Three things, just in case you were wondering:
1) I made it through Lent without eating any biscuits/cookies, except for that one I dreamed that I ate and then was very confused and felt guilty about it.
2) I did a 5K run this weekend, 2:25 faster than my Race for Life one last year. I wasn't pushing too hard, mostly wanting to make sure that I could. Having looked at the graph provided by my Nike+, I think I'm a freakishly well-paced runner.
3) I still haven't heard anything from Peace Corps.
Easter weekend was wonderful. The boy and I both took off of work on Thursday (Friday and Monday were holidays here) and travelled up for two days in the North. My lovely boy, as you may or may not know is a staunch Northerner, from Lancashire (NOT Yorkshire. They lost the War of the Roses, you know) and wanted to take me up there. I wasn't complaining, as I've seen so little of the rest of the country, and had never even been to the West of the country before. We stayed two nights in Manchester in an AMAZING hotel and went to Liverpool for the day on Thursday.
I have to say that I liked Liverpool best, but mostly because it has such an interesting history. This being the anniversary of the abolition of the slave trade and Liverpool's role as the biggest slaving port city in the country, there was a fair amount of that to be dealt with. The city later became THE hub for immigration to both Australia and North America and both of these histories were the subjects of good exhibits at the Merseyside Maritime Museum. Oh, and it played another huge role as the headquarters for the Atlantic shipping and protection thereof during World War II (and also had to put up with loads of bombing). The waterfront and a bit behind are all part of a World Heritage Site (me: "tick!") and are amazing. The Three Graces (the Liver Building, the Cunard Building, and the Port of Liverpool Building) really are spectacular and wonderful embodiments of the wealth and importance that trade brought to the city. According to Wikipedia, they're Romanesque, Italianate, and baroque respectively, and all built around the turn of the 20th Century (the first turn, not the second). I especially loved the Liver Building with its Liver birds on top. The best view had to be from the ferry ride that we took along the Mersey, during which we were both a bit cold and the boy complained about going 'soft and Southern.' Bless.
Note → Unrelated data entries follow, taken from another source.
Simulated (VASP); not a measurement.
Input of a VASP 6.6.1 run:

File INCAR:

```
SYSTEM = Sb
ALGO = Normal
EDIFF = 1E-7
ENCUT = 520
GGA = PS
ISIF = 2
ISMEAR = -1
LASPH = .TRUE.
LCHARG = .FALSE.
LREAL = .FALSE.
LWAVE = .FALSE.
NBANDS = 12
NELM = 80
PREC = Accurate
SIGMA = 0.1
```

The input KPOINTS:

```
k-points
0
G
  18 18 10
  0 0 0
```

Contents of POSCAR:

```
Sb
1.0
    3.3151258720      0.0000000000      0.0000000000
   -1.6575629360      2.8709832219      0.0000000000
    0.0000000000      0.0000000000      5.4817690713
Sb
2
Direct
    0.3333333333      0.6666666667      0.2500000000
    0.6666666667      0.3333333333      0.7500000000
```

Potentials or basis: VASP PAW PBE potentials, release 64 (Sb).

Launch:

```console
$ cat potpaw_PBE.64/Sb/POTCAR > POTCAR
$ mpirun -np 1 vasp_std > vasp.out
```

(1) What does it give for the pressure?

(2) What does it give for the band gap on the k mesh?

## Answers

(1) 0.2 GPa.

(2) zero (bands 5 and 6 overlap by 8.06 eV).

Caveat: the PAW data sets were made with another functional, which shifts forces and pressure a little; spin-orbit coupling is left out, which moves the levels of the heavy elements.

Me in front of the Three Graces
The Liver Bird
That night we went to see Who's Afraid of Virginia Woolf? at the Manchester Exchange, le Boy's favorite theatre in the Whole Wide World. It's a very cool space, with a theatre that looks a bit like a lunar landing craft crouching in the middle of the old corn exchange. The theatre itself is in the round and incredibly intimate (although I did feel a bit like I was being strapped in for a Disney ride) and the renovation of the hall was incredible. They managed to preserve the feel of the place and its beautiful, period touches, but also to integrate this new, vibrant arts feeling with colored glass in the skylights and funky chandeliers. Also, they had Magnum bars at the interval, which reminded me of Niger (and what doesn't?)!
The Manchester Exchange
The Theatre in the middle
I was a little worried going into the play, because I don't know anything about Virginia Woolf and hadn't read any of her work, but that didn't matter. I was, as I always am at well-written sniping domestic drama, of The Lion in Winter, which is high praise indeed. There were times when the events on stage were just so uncomfortable that you wanted to be able to jump up and get a drink, just like the characters seemed to do all through the play, and get as smashed as Honey so that what was going on wouldn't a) seem real or b) matter. I connected with Martha's vulnerability: I feel like I know what that means, needing to put a tough front up so that you can't be touched or hurt, but being devastated when someone figures out how to defeat it. And I was worried by George: I don't want to be one of those people who seem to show promise and then end up going nowhere. And I do know that I want someone to love me who understands me that well and with whom I can be challenged (hopefully not in such a psychologically manipulative way) for the rest of my life. It was a good night.
We spent most of the day on Friday wandering around the shopping area of Manchester. Manchester's legacy is as a town of the industrial revolution and of industrial uprisings, neither of which I'm especially well-versed in, although the boy did his best to fill me in. I was really impressed by the downtown, most of which underwent extensive renovation after the IRA detonated at 3,000 ton bomb in 1996 (the Royal Exchange was near the blast site and needed extensive work). The shops were the same (if not a bit larger), but definitely less stressful than London. We also had a wander to see the outside of the library (the largest in the world when it was built) and town hall (which proves itself to be an amazing double for the Palace of Westminster in movies and on tv). Sadly they were both shut for the bank holiday. I really regret not letting myself be talked into the Museum of Science and Industry (although, frankly, can you blame me for not wanting to find out how the cotton machines worked), because we MISSED the Doctor Who exhibition. Woes! I'm already angling to go back. It was lovely.
The lovely weekend was capped by a morning spent watching the BBC Parliament rerun of the 1992 Election Night returns (dorkitude at its best) and seeing John Gabriel Borkmann at the Donmar...where we just happened to be sitting in the middle of the Earlham study abroad group. That was WEIRD! (and cool).